12  Measures of Spread

The mean, median and mode that we described in an earlier chapter all describe in some way where the “middle” of data set is located. These are called measures of “central tendency”. But none of these describe very well another property we are interested in for a set of data values – how spread out it is. Is the data all huddled together around the middle value, or is flung out and spread across a wide range?

This is called the data’s variability.

And just like central tendency there are a few ways to describe it.

We will talk about 3 ways to describe spread:

12.1 Range

The range of the data is just the maximum value minus the minimum value. We have already talked about the range earlier when we talked about dotplots. So we just give a simple example

Suppose we have the following sample data:

\[ 10,6,5,14,6,12 \]

Then the largest value is 14 and the smallest is 5 so the range of the data is given by:

\[ range=max-min=14-5=9 \tag{12.1}\]

12.2 Mean Deviation

The mean deviation is just the average distance the data values are from the mean. So in order to find this you would find the mean, then find the distance between the mean and each data value, then average those distances.

This deviation shows how you can describe spread as an “average distance from the center”, which is an important concept for describing the spread of data.

Suppose we have the following sample data:

\[ 5,8,4,11 \]

The mean is

\[ \text{mean}=\frac{5+8+4+11}{4}=7 \tag{12.2}\]

So the distance the data values are from the mean is like this:

data value distance from 7 (the mean)
5 2
8 1
4 3
11 4

\[ \text{mean deviation}=\frac{2+1+3+4}{4}=2.5 \tag{12.3}\]

So we can say on average the distance the data values are from the center 7 is 2.5

Here is a picture for the data from the last example:

Visually we can see that some values are more than 2.5 away from 7 and some are less that 2.5.

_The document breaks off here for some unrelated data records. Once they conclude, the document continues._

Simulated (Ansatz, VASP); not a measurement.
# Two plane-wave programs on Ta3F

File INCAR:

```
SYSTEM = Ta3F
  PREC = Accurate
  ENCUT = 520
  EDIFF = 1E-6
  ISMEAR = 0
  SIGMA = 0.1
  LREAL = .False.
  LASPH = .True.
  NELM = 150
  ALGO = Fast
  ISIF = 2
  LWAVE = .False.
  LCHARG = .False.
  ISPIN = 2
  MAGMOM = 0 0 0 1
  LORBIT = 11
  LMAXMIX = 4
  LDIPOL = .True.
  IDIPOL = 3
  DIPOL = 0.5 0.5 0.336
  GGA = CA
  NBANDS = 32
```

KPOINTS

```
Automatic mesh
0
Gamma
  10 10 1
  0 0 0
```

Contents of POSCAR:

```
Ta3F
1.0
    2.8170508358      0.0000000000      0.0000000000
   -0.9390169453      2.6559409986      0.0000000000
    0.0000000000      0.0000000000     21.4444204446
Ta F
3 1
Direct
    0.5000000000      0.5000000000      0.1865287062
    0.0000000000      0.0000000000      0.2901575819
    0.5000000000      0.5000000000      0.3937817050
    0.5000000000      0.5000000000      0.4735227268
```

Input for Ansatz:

So the mean deviation is a measure of how far on average the data is away from the center, in this case given by the mean.

12.3 Standard Deviation

The mean deviation shows the idea of the "average distance away" as a description of the spread of the data. The next measure of spread that we look at will be the one we use most frequently. It also is a measure of the "average distance away" from the center, but it uses a different way to calculate that distance.

We give the formula here for a population:

\[ \sigma = \text{standard deviation} = \sqrt{\frac{\sum (x-\mu)^2}{N}} \tag{12.4}\]

where \(\mu\) is the mean of the population and \(N\) is the population size

Now we will usually use this formula for a sample and not a population, and for a sample we adjust it a little:

\[ s = \text{sample standard deviation} = \sqrt{\frac{\sum (x-\bar x)^2}{n-1}} \tag{12.5}\]

where \(s\) is the sample mean and \(n\) is the sample size. Notice that the denominator is \(n-1\). That is a little different from the population version above. We won't go into the reasons for it here, but this gives the sample standard deviation better properties if we do this.

We will NEVER use the formula directly, but always compute with a spreadsheet

12.3.1 Calculating Standard Deviation in a Spreadsheet

So let’s do an example of a sample standard deviation calculation using a spreadsheet so you can see how that goes:

Suppose we have this sample data (with sample size \(n=7\)):

\[ 5,12,13,5,3,9,10 \]

Lets enter this into a column in a spreadsheet and find the mean and the sample standard deviation:

A B C D E F
1 data
2 5 mean =AVERAGE(B2:B8)
3 12 std dev =STDEV(B2:B8)
4 13
5 5
6 3
7 9
8 10
9
10

Here is the result

A B C D E F
1 data
2 5 mean 8.14
3 12 std dev 3.85
4 13                          
5 5
6 3
7 9
8 10
9
10

So you should always do standard deviation calculations using a spreadsheet. This is the best way.

12.3.2 Interpretation of Standard Deviation

The way we interpret the results above is this:

We say that on average the typical data value is about 3.85 units from the mean 8.14.